It’s said that you can’t go home again, but Josselyn Drayson is going to try.
For a few weeks, at least.
This week, the 13-year-old Ocean Park resident and hockey player – both of the ice and roller variety – will head to Barcelona, Spain as a member of Canada Inline’s junior women’s roller-hockey team, where they’ll compete in the 2019 World Roller Games.
For most of her teammates, the trip overseas is a chance to visit an exciting, faraway country, but for Drayson and her family, it will instead likely stir up old memories of their time living there.
When she was in Grade 5, her family moved to Spain for a year after her father, Andrew, took a job coaching hockey in Lograño, a city about four hours east of Barcelona.
“I did not want to go at first, because I didn’t want to leave my family, friends and pets,” explained Drayson, who is the youngest of three siblings.
“But it was a great experience. Aside from hockey – I played on two different teams – all the food we ate, the places we got to go see and visit, it was really cool. I’m excited to go back.”
While Drayson will have plenty of time to visit friends and see the Spanish sights, first and foremost on her to-do list is to help her Canadian squad strike gold at the international Roller Games. The junior squad is an under-18 group, and she is among the youngest players on the team.
“I think I’m the only 2005 (born) player, but I don’t really know everyone – the players are from all across the country,” she explained.
Despite her youth, the Elgin Park Secondary student – who plays ice hockey with the Surrey Falcons female hockey association – said she isn’t intimidated at the thought of going up against older players in Spain. In fact, she’s looking forward to it.
“I find it fun. Also, because I’m really short, I don’t think other players expect me to be aggressive out there, but I feel like I am,” she said.
Though she plays as a forward in ice hockey with the Falcons, Drayson plays inline hockey – which is four-on-four, as opposed to the traditional five skaters-a-side in ice hockey – on defence.
Her father says her impressive skating ability – with both blades and wheels – helps her on defence in the more wide-open inline sport, though Drayson herself has a simpler reason for switching to defence.
“I just found it really fun, and I liked it more,” she said.
Drayson doesn’t play organized roller hockey locally, but was first introduced to the sport a year ago when her dad – who had just finished playing on a Canadian men’s 45-plus inline team – suggested she might like it. She attended a tryout session for a Canadian youth team, made the cut, and won a bronze medal with that group at the Junior Olympics in California.

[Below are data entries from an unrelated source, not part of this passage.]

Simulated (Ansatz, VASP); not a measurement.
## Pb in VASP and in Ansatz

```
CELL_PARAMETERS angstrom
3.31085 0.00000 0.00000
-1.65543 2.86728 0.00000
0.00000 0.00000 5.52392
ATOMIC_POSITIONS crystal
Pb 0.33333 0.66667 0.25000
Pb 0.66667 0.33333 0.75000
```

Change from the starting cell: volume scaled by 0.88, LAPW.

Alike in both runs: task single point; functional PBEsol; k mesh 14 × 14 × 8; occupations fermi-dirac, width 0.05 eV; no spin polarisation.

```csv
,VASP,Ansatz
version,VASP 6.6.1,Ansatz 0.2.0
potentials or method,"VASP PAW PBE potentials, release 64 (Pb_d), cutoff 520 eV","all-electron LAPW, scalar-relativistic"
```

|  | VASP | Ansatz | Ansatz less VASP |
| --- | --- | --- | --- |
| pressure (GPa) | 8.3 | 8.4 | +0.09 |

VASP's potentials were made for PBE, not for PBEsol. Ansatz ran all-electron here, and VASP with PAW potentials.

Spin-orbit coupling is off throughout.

After excelling there, coaches – who also knew of her ice-hockey resume with the Falcons – asked her to join the current squad of older players.
Though the two sports are obviously similar, Drayson said there were a few adjustments she had to make when transitioning to inline hockey, and then back again to ice in the fall. Mostly, trying to stop.
“Stopping is the big difference. It was really hard at first, and it was so easy for me in ice hockey because I’ve done it for nine years,” she said.
“But you figure it out. Going from ice to inline is fine now, but going back from inline to ice is still hard – you fall a bunch for the first few minutes and then you get used to it again.”
If her Canadian squad finds itself on the podium in Spain, it would mark and impressive run of success for Drayson between her two sports. In addition to her bronze medal last summer in roller hockey, she has won back-to-back provincial championships with the Falcons – two years ago in peewee and last year as a first-year bantam player.
“I really want to win a third provincials. I think that’d be a really amazing thing to be able to say I won three provincial championships – especially three in a row. It would be very cool,” she said.
In addition, Drayson – who began playing with Semiahmoo Minor Hockey before switching to the Falcons in Grade 5 – also plays spring ice hockey the 2005 AAA Prospects, an elite regional squad.
Drayson said that playing with that team – in which players from multiple associations come together – helps her when she joins her new roller-hockey teammates each summer.
“You end up playing with a bunch of new players, but it’s good,” she said. “Girls who I did not like when I played against them (with the Falcons), they’re all like my best friends now.”